Can You Hear Other People Speak?

In order to hear what another is actually saying, one must stop talking. But one must also stop assuming they already know what the other person is saying before they actually hear it. They not only need to keep their mouth shut when listening to another person, but they need to also shut up their thoughts that are drowning the other person's words out.

If I think I know what you're going to say before you say it, or know what you're thinking because I think I "know you so well", then I'm making assumptions INSTEAD OF listening or hearing. 


You might say "It's so beautiful today, I think I'm going to walk down to the lake. Do you want to come?" 
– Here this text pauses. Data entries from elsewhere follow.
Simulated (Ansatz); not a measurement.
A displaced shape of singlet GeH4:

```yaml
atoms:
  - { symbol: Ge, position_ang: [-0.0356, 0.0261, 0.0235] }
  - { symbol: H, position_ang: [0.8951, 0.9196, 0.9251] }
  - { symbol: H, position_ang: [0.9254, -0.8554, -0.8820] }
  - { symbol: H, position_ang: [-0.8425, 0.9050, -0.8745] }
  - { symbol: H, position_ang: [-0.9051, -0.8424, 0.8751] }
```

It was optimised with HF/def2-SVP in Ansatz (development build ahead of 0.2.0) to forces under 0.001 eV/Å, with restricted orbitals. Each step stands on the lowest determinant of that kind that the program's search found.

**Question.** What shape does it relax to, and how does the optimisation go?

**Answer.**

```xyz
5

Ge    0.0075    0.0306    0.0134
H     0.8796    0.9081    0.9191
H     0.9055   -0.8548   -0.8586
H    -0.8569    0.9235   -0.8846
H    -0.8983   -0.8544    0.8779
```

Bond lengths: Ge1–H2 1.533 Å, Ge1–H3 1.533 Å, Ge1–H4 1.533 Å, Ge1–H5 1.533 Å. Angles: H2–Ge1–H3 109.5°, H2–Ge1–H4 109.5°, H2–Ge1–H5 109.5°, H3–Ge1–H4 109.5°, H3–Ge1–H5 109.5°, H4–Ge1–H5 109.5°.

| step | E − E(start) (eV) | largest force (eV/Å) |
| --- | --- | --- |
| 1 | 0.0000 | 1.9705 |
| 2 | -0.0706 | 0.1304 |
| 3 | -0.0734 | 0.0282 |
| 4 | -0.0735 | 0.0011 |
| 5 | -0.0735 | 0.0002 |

What did I HEAR you say... if I admire you and want your attention, I might hear something more like "One of the things I like to do is take a walk by the lake on a beautiful day, it helps to center my thoughts and spirit, and helps me to stay as great and wonderful as I am. Usually I go alone, but I would like to invite you  to accompany me on my lovely meditative journey."

OR, if I resent you or ENVY you, if I WANT to hear you in a negative "light", I might hear something like "I don't feel like doing any work, again, I'm trying to avoid doing work and avoid your requests for helping you do your work, you're such a hard worker and I'm a lazy spoiled brat... so I'm going to go down by the lake and play around instead of doing anything responsible... if you come with me then you can't blame me for not doing any work because you'll be with me. So.. wanna come?"

OR, if I'm looking down my nose at you, like I'm above you somehow, I might hear "I'm going down to the lake to do something shameful and bad, or something stupid or whacko, or something that will get me dirty and waste time, or that's dangerous, and probably hang out with a bunch of bad people. Wanna come?"

OR if I think you don't like ME, whether it's true or not, I might hear "I'm going down to the lake, and I'm only inviting you to be polite, I don't really want you to come, so stay here and leave me alone, you're not wanted."

OR if I think you're "cool" and "tough" and I want your attention and approval, I might hear "Hey I'm headed down to the lake to do ...(insert activity here, whatever is supposed to be "cool" to the listener... hunting.. going on a power boat... going sailboarding... looking for the opposite sex...doing drugs or drinking...going to the beach...etc.etc.)...  YOU IN?"

All of these different version of what the other person ACTUALLY SAID were in the LISTENER'S MIND, it's not what came out of the SPEAKER'S MOUTH.

"It's so beautiful today, I think I'm going to walk down to the lake. Do you want to come?"
 

People do this all the time with other people. They don't LISTEN and HEAR what other people are ACTUALLY TRYING TO COMMUNICATE TO THEM, because they think they already KNOW what the person is thinking, feeling, planning, remembering, and saying, based on the picture they created in their heads of that person, usually fraught with biases, emotions, judgments, and false assumptions.

In order to hear others speak, we have to clear our mind clutter so we stop making assumptions and jumping to conclusions, and keep our mouths shut while they're talking. Then when they finish speaking, ask questions to understand more, instead of just inserting our own views, opinions, emotions, judgments, and advice.